Hate?
Let’s say it is a love / hate thing, but I can’t help myself. I am a script nerd and probably always will be, but even I have to “evolve” or at least adapt to what the new software cycle brings. So preparing myself for the future, I based remote administration on Oracle Enterprise Manager Grid Control. I even updated the stuff to the latest re-lease 10.2.0.3. Working with these kinds of tooling makes you lazy, at least IMHO, and most of the time, it doesn’t learn you anything. What makes me really itchy is the following…
In a customer database environment, a alert was triggered: a tablespace just went over the 85% full warning. So I logged in on OEM and looked into the tablespace that cause the alert. I came to the conclusion that I had to add a datafile to the tablespace, let’s call it, APP_DATA. Datafiles from tablespace APP_DATA were all defined locally managed with autoextend on until a maxsize of 4096 Mb. So I clicked on the database webpage, drilled down to the tablespace section, clicked for details for the APP_DATA tablespace and saw on the APP_DATA tablespace overview webpage all datafiles that belonged to this tablespace.
Somewhere at the bottom on this page you have the possibility to click on the “add datafile” option. This was what I wanted to do, so I clicked on the option “add datafile” and then on the button “GO”. Great. Here was the page that I needed to fill in some small missing details like, next extend size, datafile name and some other small stuff. It recognized that it had to add a datafile that should belong to the APP_DATA tablespace. Great! Filled the missing data in, checked the syntax via “show SQL” and applied it to the database.
The threshold was now below 85%, so the alert / warning disappeared from my overall dashboard. Great stuff in all. Automatic alert; simple login into OEM; Enter some stuff into a “solution” window; problem solved!. Childsplay, no DBA knowledge needed (as advertised). After this I logged my actions in our system and mailed my actions to my direct customer counterpart to tell him that I had altered the system pro-actively as promised.
The problem here is that I looked but I did not really LOOK! I didn’t not see what was presented in front of me…
Then I got a mail from my customer counterpart, that more or less said that he thanked me for the actions, but if I could put the datafiles on Windows volume G in the future, instead of Windows volume F as I had done now…
I check with my, beloved, SQL*Plus this time and, yep, he was correct. The datafile had been created on F:\oracle\oradata\prod instead of G:\oracle\oradata\prod directory. I was really angry with myself, that I had missed this fact. If I had only done via my standard SQL*Plus command line tool. Then at least I had picked this up, because I have had checked where all the datafiles of tablespace APP_DATA resided…
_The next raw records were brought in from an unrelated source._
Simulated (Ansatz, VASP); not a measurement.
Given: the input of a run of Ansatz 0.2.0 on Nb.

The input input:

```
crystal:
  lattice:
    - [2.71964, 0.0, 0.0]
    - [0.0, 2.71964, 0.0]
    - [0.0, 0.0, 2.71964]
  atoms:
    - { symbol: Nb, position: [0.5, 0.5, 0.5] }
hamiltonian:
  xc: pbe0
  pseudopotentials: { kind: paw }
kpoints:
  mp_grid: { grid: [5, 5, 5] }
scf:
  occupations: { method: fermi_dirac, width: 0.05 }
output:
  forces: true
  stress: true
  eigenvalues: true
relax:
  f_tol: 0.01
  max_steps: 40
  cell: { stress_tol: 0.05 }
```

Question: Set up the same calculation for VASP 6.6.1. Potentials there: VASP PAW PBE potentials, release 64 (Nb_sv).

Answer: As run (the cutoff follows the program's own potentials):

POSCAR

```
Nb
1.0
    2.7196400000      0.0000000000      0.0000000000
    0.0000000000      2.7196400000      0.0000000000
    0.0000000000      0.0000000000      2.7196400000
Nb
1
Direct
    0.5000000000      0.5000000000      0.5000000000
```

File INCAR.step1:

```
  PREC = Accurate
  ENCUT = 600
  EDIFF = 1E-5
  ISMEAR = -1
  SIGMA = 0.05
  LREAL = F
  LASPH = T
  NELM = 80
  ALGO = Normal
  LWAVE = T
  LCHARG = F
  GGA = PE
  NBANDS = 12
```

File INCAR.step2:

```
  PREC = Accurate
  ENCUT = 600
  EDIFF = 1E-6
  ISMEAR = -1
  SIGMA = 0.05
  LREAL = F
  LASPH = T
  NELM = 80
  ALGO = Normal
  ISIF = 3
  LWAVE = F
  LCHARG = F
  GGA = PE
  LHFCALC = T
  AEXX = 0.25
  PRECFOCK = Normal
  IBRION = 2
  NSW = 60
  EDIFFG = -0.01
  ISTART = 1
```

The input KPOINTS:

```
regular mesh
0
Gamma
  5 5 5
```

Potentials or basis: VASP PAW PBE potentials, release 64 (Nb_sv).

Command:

By the way, before some comes with remarks like: “Ehh, do you know about SAME, etc”; Yeah I do know about it, but this is the way this environment once has been set-up, so I am currently not in the position to alter the way things were laid out.
So where did it go wrong, where did my actions fail me?
Apparently, the web page where you fill in the name and the size, etc, of the datafile to be added, automatically suggests for you the default directory. Despite the fact that all datafiles of tablespace APP_DATA reside on Volume G, it still suggests Volume F because that is the volume where the first database datafiles where created… While I double checked the sizes and the syntax of the add datafile statement, I overlooked the F instead of G character. These kinds of small slip-ups can really mess up your physical storage layout. Regardless of being disappointed about the tool, let’s be honest, it’s not that hard to present the G volume as the suggested way to go when 100% of all datafiles of this tablespaces reside on Volume G, I was really annoyed about myself that I hadn’t seen it…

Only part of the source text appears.